Overall it is a very nice portrait. The sun is creating a nice highlight on the left side of the face which draw attention to its shape. However the facial view would be more flattering if not so oblique as to profile the eyeball. When that happens the far side of the face appears smaller and assymetrical; less flattering.

Technically you did a nice job of balancing the fill. Aesthetically the even balanced fill creates a boring sameness between the foreground and the subject. It's unavoidable when shooting, but something which can be remedied in post processing by darkening the edges of the photo so the darker edges lead the eye to the brighter subject of interest in the middle.

The fence is a wonderful leading line to the subject, but ask yourself where the part of it beyond the subject leads the viewer's eye. Out of the photo on the left! There's a lot of fence to see beyond the subject because you composed her dead center left-to-right.

How can you prevent that? If she were facing the other direction she could be moved to the left side, but that won't work with her looking left. The best solution here would be a tighter crop. You don't need to show 30 ft of fence to create the message she is sitting on one.

Try to compose when shooting so leading lines don't touch the edges of the photo. If it can't be prevented darken / blur the fence in post processing so is it so uninteresting the eye of the viewer will not be tempted to follow it.

Her hanging legs are another leading line which pull the eye down and out the bottom. The eye follows leading lines so all vertical lines in photos will tend to pull the viewer down (or up) and out of the photo. Not a good thing. Solution? Better placement of the legs, tucked back under the body, or crop just below the knees.
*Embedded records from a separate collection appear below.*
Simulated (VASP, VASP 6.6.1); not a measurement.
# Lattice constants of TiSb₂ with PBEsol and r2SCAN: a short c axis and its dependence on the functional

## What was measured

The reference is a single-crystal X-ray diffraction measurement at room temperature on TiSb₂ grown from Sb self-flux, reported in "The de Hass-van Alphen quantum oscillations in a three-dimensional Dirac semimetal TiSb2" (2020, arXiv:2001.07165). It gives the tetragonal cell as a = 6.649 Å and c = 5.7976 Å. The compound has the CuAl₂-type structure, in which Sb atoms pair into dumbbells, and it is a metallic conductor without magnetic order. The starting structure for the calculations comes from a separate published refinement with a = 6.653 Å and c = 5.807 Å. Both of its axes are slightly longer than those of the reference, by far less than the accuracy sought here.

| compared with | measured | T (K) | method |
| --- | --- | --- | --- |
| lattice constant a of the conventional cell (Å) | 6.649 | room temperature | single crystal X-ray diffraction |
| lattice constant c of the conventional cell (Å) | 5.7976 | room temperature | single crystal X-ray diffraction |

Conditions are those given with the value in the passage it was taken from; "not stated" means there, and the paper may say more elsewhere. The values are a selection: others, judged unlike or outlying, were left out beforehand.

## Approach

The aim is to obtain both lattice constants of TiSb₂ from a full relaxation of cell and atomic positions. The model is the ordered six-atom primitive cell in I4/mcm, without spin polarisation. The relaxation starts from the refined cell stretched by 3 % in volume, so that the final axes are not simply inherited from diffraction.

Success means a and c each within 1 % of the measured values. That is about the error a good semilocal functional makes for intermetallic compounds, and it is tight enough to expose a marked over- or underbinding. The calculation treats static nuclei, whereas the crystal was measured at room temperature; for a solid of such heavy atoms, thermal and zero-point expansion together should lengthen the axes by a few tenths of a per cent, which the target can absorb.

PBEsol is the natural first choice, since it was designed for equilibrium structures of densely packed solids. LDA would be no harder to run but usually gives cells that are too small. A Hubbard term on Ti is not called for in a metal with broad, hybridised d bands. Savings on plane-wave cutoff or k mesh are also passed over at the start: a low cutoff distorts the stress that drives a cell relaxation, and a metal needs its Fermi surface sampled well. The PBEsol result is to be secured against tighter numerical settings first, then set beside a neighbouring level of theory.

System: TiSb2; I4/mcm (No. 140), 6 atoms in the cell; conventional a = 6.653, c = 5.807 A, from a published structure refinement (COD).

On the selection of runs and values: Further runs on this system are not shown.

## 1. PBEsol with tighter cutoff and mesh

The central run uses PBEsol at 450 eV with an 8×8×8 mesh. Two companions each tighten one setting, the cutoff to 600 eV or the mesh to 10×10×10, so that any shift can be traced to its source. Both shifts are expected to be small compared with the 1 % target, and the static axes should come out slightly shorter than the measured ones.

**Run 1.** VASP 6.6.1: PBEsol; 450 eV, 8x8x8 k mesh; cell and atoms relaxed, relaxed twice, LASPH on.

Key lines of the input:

If memory serves that sharply focused well lit distracting flower behind her is Queen Anne's Lace. Does the ability to determine than help me see the face in the photo? No. Is it a distraction? Yes. Leave it in the shot for context by make it less visually compelling by toning it down and blurring it.

To recap. Facial angle too acute. Composition static, and leadiing lines which pull the eye out of the photo. Solutions: tighter crop to for better composition and to less compelling leading lines. Darken the edges to lead the eye to the center of the photo.